Should multiple regulated wealth managers adopt similar views, Bitcoin could transition from a forbidden asset to an asset class that responsible advisors cautiously recommend under controlled exposure.
This does not imply immediate mass adoption. The Indian market continues facing compliance uncertainty, and digital assets remain volatile. But tone matters. Institutional tone shapes public perception, and perception shapes regulation.
India and the Global Race for Crypto Integration
Countries across Asia have diverged significantly in digital asset strategy. Singapore and Hong Kong embraced regulatory frameworks early, seeking to attract capital. Japan approved Bitcoin ETFs in regulated channels. The United States legitimized Bitcoin through spot ETF approvals and growing corporate adoption. Meanwhile, India has maintained a cautious stance, leaning on taxation rather than integration.

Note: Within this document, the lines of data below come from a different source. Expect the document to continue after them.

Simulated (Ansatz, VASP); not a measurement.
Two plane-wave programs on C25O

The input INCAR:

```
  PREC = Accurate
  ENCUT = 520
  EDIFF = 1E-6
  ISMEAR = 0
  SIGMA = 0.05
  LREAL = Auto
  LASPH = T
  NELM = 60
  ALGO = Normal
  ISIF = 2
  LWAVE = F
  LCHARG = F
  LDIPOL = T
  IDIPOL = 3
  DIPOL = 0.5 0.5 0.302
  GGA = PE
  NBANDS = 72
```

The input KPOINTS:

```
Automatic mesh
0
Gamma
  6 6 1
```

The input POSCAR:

With its massive population and global tech influence, India has the capacity to become one of the largest digital asset markets worldwide. Yet without regulatory clarity, capital often flows outward instead of inward.
The Hedge Equities endorsement suggests that the sentiment on crypto may be shifting from fear to interest — driven not by hype, but by global macroeconomic alignment.
Conclusion
The endorsement of Bitcoin allocation from a SEBI-regulated wealth management executive marks a pivotal moment for India’s financial sector. While not a formal institutional directive, the statement indicates that crypto is gradually achieving legitimacy among advisors serving regulated client portfolios. As Bitcoin integration increases globally and access channels become more secure through ETFs, India may soon face growing pressure to modernize its tax framework and regulatory stance.
For now, the statement acts as a signal — subtle, yet powerful. Bitcoin is no longer outside the room. It is at the door, and Indian finance is finally looking toward it.